For all that Whidbey Island has to offer – Charming seaside towns, unspoiled beaches, world class cuisine, a vibrant arts community and unlimited recreational possibilities, a good drink makes it that much better.
Have a Nice Dinner, then See a Show
Whidbey Islandoffers a cornucopia of food & wine pleasures, year around, from award-winning restaurants, to bountiful farmers markets. The only thing can compete with the quality of food and drink you can find on Whidbey is our vibrant arts community. My favorite date-night: a dinner out, followed by a play, or musical performance.
Enjoy Viewing Some Art, Or Make Your Own
Often referred to as Puget Sound’s Largest Artist’s Colony, Whidbey is home to numerous working artists, writers, and performers. These include many well-known painters, sculptors, glass artists, wood workers, metal workers, mixed media artists, photographers, authors, poets, actors, and musicians. Your time on Whidbey is well spent taking an artwalk in any of our galleries in any of our communities.
Kayaking, Windsurfing, Kite-boarding, Skim-boarding, Surfing, Swimming, etc…

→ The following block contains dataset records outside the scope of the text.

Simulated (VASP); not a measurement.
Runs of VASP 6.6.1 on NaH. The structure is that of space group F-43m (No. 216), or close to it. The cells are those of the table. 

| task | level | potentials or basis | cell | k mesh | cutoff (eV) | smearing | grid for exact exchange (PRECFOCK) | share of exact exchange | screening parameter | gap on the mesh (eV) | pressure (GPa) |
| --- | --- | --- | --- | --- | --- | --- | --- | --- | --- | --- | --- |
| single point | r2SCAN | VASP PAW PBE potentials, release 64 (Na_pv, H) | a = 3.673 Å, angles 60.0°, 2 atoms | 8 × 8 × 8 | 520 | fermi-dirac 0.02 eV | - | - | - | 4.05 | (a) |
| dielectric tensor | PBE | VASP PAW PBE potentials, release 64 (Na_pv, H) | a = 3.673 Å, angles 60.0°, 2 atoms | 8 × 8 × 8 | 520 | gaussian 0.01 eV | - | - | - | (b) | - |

Double Bluff Beach on South Whidbey is the island’s most popular kiteboarding site, offering the best opportunity at low tide for kiteboarders new to the sport. If you want to kayak, there are many companies that rent them for the day, or offer guided tours. If you own your own kayak, you can easily launch it at a public beach access. From your kayak you may see Bald Eagles, Great Blue Heron, Cormorants and Harlequin Ducks. You may also see Harbor Seals, Sea Lions, Dall’s Porpoise and more. In the early spring, try out Saratoga passage where Gray Whales cruise through and feed on the local ghost shrimp. Surfing can be done at Fort Ebey State Park, and skim-boarding is a popular pass time at many local beaches.
Running from Spring through Fall, Whidbey Island Festival Season is something special. From the famous Coupeville Musselfest, to Choochokam Arts Festival, Djangofest, Race-Week, The Kite Festival, and more. Take a look at our festival calendar and find the ones that sound good.
Go to a Museum
If you’re a history buff, you can find some of the truly interesting things in Whidbey’s past and present. Per example. Did you know that the first full-time colonist on Whidbey Island, Col. Isaac Ebey was killed by a party of Haida Native Americans? Following the death of one of their chiefs and 27 other tribal members in an attack by the US Navy the previous year, the Native American party searched for a white Hyas Tyee (great chief) in retaliation. They succeeded in their mission and killed Ebey in 1857.
Top 6 Private and Public Parks on Whidbey Island
From state parks, historic sites, and scenic byways to seaside villages and public gardens, Whidbey Island blesses it’s inhabitants with abundant opportunities to enjoy a marine environment surrounded by snow-capped peaks. State parks like Fort Casey and Fort Ebey give you camping, hiking, and history, while privately owned parks such as Earth Sanctuary in Langley and Meerkerk Rhododendron Gardens give you the opportunity to see Whidbey’s flora and fauna. Locally managed parks like Oak Harbor’s City Beach, and Langley’s Castle Park round out our great park system.
Boating or Whale Watching
Surrounded by Puget Sound and dotted with beautiful lakes, boating on and around Whidbey Island is a great way to spend a day or a lifetime. Whether you decide to sail Deer Lake on an El Toro, cruise through Deception Pass as you slide through the roiling tides, or power around Saratoga Passage looking for whales, your day on the water is going to be a blast.